Any move to speed rate reduction could force operators to make cuts in services, increase prices or end handset subsidies, says industry body GSMA
Written by Natasha Lomas, Contributor

The European Commission's telecoms commissioner, Viviane Reding, has said mobile termination rates could fall by as much as 70 percent over the next three years.

However, mobile operator body GSMA has cautioned that any move to accelerate rate reduction could force operators to make cuts in services, increase prices or end handset subsidies.

A spokesman for GSMA warned: "If you're going to make a big change to something as important as mobile termination rates, you, as the Commission, should carry out a full impact assessment."
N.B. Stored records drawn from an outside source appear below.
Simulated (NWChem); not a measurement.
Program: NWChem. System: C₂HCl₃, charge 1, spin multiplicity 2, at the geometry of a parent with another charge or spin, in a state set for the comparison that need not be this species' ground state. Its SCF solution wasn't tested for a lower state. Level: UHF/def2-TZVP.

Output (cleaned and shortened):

Termination rates are the charges mobile operators make for connecting calls to each other's networks. They are currently regulated on a country-by-country basis, by national telecoms regulators.

Reding said rates are, on average, nine times higher than fixed-line termination rates, and also vary significantly across the EU, from €0.02 per minute in Cyprus to more than €0.18 per minute in Bulgaria.

The commissioner has said this lack of consistency distorts competition between operators from different countries, and between fixed-line and mobile-phone operators. Fixed-line operators and their customers are indirectly subsidising mobile operators by paying higher termination rates for calls made from fixed lines to mobiles, she added.

Reding said in a statement: "Disparate termination rates across the EU and large gaps between fixed and mobile termination rates are serious barriers to achieving a single European telecoms market that benefits competition and consumers. The consumer pays the price for these gaps between national regulatory policies."

The Commission has launched a public consultation on the future of voice call termination rates, which will run until 3 September, 2008, and Reding said she hopes this will spur competition among operators and lower phone charges for European consumers.

European telecoms regulatory lobby group Ecta (European Competitive Telecommunications Association) recently called for Reding to cut termination rates, which, it said, penalise consumers.

However, a spokesman for GSMA, said rates have already been reduced by around 40 percent over the past four years, as a result of national regulation, so it does not see a need for the commission to get involved.

GSMA expects rates to fall by a similar amount over the next three years without EC intervention, it added.

According to GSMA, operators' costs vary across the EU by a factor of four, owing to differences in, for example, labour costs, licence fees and population density. The GSMA has argued, therefore, that "a single rate just wouldn't be appropriate".

Asked whether cuts in mobile termination rates could drive operators to pull the plug on 'free' (subsidised) mobiles for pay-monthly customers, the spokesman said it is "very difficult to say what individual operators would do".

He said: "Whereas one operator might look at handset subsidies, another operator might say: 'Well we're going to cut back investment; we're not going to provide such extensive coverage in rural areas.' Another operator might say: 'We're going to change the way we charge for text messages.' There's all sorts of things operators might do.

"A lot of it's going to depend on how profitable they are at the moment. A lot of individual operators are not covering their costs with capital so they've got a lot of pressure on their bottom line," said the spokesman.

He added: "If they [the EC] decided to bring these mobile termination rates down much faster than they're already coming down, that would, inevitably, have a knock-on effect somewhere else."

The Commission's draft recommendation on mobile termination rates can be downloaded from its website.

UK operators recently quashed suggestions they would look to switch to a 'customer-pays-to-receive-calls' business model if termination rates are slashed.